You might also be thinking, Thank goodness we don’t live in a culture in which a woman’s value is based on her looks. Thank goodness we don’t live in a culture where a woman looks in a mirror and says, “Look at me I am a size 4, I can get a rich husband.” Hundreds of years ago, people used to do that but nobody does that anymore. Really?

I am sorry, I shouldn’t be sarcastic, but what in the world makes you think that we are in a less brutal culture? We are and we aren’t. Besides that, what the Bible says about the human heart is always true, it is always abiding. If anything, what we are saying is truer today than it was before.

The second objection people have has to do with the moral of the story. They ask, “Where are all the spiritual heroes in this text? Who am I supposed to be emulating? Who is the good guy? What is the moral of the story? I don’t see any! What is going on here?

The answer is: That is absolutely correct. You are starting to get it. You are starting to get the point of the Bible. What do I mean? The Bible doesn’t give us a god at the top of a moral ladder saying, “Look at the people who have found God through their great performance and their moral record. Be like them!” Of course not! Instead, over and over again, the Bible gives us absolutely weak people who don’t seek the grace they need and who don’t deserve the grace they get.

They don’t appreciate it after they get it, and continue to screw up and abuse it even after they have it. And yet, the grace keeps coming! The Bible is not about a god who gives us accounts or moral heroes. It is about grace, and that is what this story is about. So what do we learn from this story? Is there any moral? I wouldn’t put it that way, but here are two things I would want you to see?

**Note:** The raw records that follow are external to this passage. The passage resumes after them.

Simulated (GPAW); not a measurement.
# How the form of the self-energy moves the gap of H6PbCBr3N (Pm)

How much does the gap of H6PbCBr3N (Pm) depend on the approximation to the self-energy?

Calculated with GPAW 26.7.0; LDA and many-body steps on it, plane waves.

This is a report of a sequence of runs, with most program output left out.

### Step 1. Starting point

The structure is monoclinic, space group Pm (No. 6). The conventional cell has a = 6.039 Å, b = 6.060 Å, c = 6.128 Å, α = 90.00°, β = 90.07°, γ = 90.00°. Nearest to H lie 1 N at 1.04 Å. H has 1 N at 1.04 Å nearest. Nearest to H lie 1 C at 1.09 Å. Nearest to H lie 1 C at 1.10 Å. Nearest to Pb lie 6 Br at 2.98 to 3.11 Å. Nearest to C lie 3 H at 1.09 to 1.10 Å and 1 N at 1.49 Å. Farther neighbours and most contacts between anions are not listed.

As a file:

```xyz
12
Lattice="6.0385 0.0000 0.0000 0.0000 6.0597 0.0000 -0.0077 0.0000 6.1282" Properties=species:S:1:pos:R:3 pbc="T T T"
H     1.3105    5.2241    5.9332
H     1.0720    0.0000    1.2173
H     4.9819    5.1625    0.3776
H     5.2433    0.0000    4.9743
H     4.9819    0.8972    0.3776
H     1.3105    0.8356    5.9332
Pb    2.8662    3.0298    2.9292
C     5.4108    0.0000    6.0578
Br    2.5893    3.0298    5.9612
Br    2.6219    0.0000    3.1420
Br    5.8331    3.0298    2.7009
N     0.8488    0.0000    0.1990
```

First, we learn that through all of life there runs a ground note of cosmic disappointment. You are never going to lead a wise life, no matter who you are, unless you understand that. Here is Jacob, and he says, “If I can just get Rachel, everything will be okay.” And he goes to bed with someone whom he thinks is Rachel, and then, literally, the Hebrew says, “But in the morning, behold, it was Leah.” What does this show us? Listen, I love Leah; I really do. I have been thinking about this text for a long time, and I love her and I want to protect her, so I hope you don’t think I am being mean to her in what I am trying to say. But I want you to know that—  when you get married, no matter how great you think that marriage is going to be; when you get a career, no matter how great you think your career is going to be; when you go off to seminary, no matter how much you think it is going to make you into a man or a woman of God—in the morning, it is always Leah!You think you are going to bed with Rachel, and it in the morning, it is always Leah. Nobody has ever said this better than C. S. Lewis in Mere Christianity:

Most people, if they have really learned to look into their own hearts, would know that they do want, and want acutely, something that cannot be had in this world. There are all sorts of things in this world that offer to give it to you, but they never quite keep their promise. The longings which arise in us when we first fall in love, or first think of some foreign country, or first take up some subject that excites us, are longings which no marriage, no travel, no learning, can really satisfy. I am not now speaking of what would be ordinarily called unsuccessful marriages, or holidays, or learned careers. I am speaking of the best possible ones. There was something we have grasped at, in that first moment of longing, which just fades away in the reality. I think everyone knows what I mean. The souse may be a good spouse, and the hotels and scenery may have been excellent, and chemistry may be a very interesting job: but something has evaded us.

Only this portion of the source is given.